And no one would talk to me because my chart said I didn't like people! It was miserable and, after 3 weeks, I told my temp agency I couldn't do it anymore.

The funny thing was, about 4 months later, that company needed a temp and they requested me. I guess they really wanted an anti-social math genius who, despite that genius, cannot add.

Needless to say, I turned them down.

7.09.2007

Open Windows and Broken Toilet Seats

All night last night I could hear a radio. It wasn't loud but the murmur of it was like a backdrop to my night. At first I thought I had forgotten to turn off the little under-the-cabinet radio in our kitchen.

But, when I checked, it was off.

Then I thought it wasn't a radio at all but perhaps a neighbors' television. It wasn't until 1:00am, when most of the neighbors were going to bed, that I realized it was still droning on.

With all the windows open, I could hear all the little details of our neighbors' lives. Dishes being washed and put away after dinner, the nearly newborn baby crying across the street, the socially inept neighbor whistling his cats in for the night.

Not all of it was good. I also heard the semi-naked guy next door burping and farting on his couch.

And, through it all, that damn radio.

While things on the outside of my house were busy, things on the inside were rather quiet. Adam is away for the week at a training workshop thing so it is just me and the cats.

And the broken toilet seat cover.

And the off kilter bed.

And the back door that doesn't want to close.

And the TV antennae that has inextricably moved out of its "I can pick up Channels 2, 5, 6, 8, and 10 Zone" and is now in a "I will only get Channels 2 and 10 Zone." And no matter what I do, I cannot get it to cooperate.

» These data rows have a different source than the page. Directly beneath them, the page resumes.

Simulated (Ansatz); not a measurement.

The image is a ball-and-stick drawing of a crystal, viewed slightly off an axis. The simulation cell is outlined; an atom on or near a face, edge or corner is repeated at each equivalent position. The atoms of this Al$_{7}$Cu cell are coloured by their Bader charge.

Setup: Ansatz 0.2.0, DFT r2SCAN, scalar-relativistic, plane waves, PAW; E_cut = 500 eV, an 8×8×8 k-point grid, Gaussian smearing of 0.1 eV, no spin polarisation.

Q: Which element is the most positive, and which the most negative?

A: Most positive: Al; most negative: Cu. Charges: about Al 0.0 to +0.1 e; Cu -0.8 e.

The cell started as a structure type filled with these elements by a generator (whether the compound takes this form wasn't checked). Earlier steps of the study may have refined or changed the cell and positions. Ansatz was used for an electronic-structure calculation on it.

Most of the time, I'm a DIY girl. I can fix a running toilet, hang curtains, paint a wall decently, put together a crappy IKEA desk and change a doorknob. But for some reason, whenever Adam is gone, all the "Adam" jobs suddenly need my attention.

And I can't quite do them.

I'm sure the 16 year old "I don't need a man" version of myself is cringing. And, if Adam were here, I would probably insist that I could handle all of these things by myself, thank you very much...before I let him handle them.

But I like the fact that we've split up our household duties...without actually having a conversation about it.

I feed the cats.

He cleans out their litter boxes.

And I think we can all agree that I got the better part of that one!

Hot hot hot

I am currently spread out on my hardwood floor, eating rapidly warming Rainier cherries (yum), with all my windows open and my one fan pointed in my direction. My cats are next to me in much the same fashion...only, they aren't eating cherries.

It is H-O-T here in Portland.

Mind you, it isn't as hot as it was growing up in Little Rock. It isn't even humid and there is a breeze blowing every once in a while.

But it is still hot.

And we have no air conditioning and not even the hope of a quick afternoon storm.

The lack of AC in most residences, and a startling number of businesses, seemed quaint to this southern girl upon arrival in Portland 2 years ago.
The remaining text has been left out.